A pro talks about the staffing experience. And definitely gets it right:
by Dara Resnki Creasy
The first time I almost got staffed on a TV show was in the spring of 2006. My fiancée-at-the-time and writing partner and I were still playing assistant-by-day/writer-by-night superheroes. It was a strange moment of purgatory in our lives that buzzed with anticipation and hope. We had sold our first feature script in 2004, were repped at a big agency, and had gotten paid for a few more things here and there, but true success as writers eluded us. We were waiting for a break.

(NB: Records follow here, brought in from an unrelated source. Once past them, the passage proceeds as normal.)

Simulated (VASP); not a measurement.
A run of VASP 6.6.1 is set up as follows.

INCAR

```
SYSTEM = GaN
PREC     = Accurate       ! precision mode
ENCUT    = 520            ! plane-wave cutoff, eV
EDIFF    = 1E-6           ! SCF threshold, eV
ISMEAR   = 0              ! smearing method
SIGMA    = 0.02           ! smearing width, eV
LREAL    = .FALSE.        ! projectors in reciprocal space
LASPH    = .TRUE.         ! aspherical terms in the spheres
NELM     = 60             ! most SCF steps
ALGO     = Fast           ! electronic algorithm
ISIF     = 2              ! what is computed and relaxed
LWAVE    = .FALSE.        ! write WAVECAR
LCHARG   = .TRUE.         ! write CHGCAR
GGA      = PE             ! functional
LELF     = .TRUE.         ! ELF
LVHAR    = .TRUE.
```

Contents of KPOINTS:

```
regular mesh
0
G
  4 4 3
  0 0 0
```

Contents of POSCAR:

Desperation made us into our own factory. You can’t sell what doesn’t exist. We churned out scripts. Feature specs, spec pilots, specs of existing TV dramas and comedies, even plays. It was a spec of The Office that got us our first serious staffing meeting – on George Lopez with, you guessed it, George Lopez. On the way up to Warner Bros., the theme song to that show, “Low Rider,” came on the radio. We took it as a sign from the Universe.
The meeting went great. As well as any meeting I’ve had before or since. The kind of meeting that so often precedes the “you got the gig!” call. I felt like besties with George. Except we didn’t get the gig. The official reason they didn’t hire us was that the show’s order was cut (and therefore its budget), though in retrospect it seems unlikely the shared salary of a staff writer was going to break the bank. Whatever the reason, it didn’t happen. Damn you, Universe.
I went back to temping at Disney (one of my many making-ends-meet jobs) and Chad assisting the screenwriter John August. We got married that summer. And kept writing. Then something miraculous happened. A writer for whom my now-husband had interned years before called us one morning in January of 2007. “What are you doing today?” He was running the writers’ room at Studio 60 on the Sunset Strip. They had just lost a chunk of their staff to budget cuts (this time it worked in our favor!) and needed staff writers who could start right away. He asked for samples. We handed over the best and most appropriate material we had – a Nip/Tuck spec, a short play, and the feature we had sold, which was now crawling towards a green light at Morgan Creek.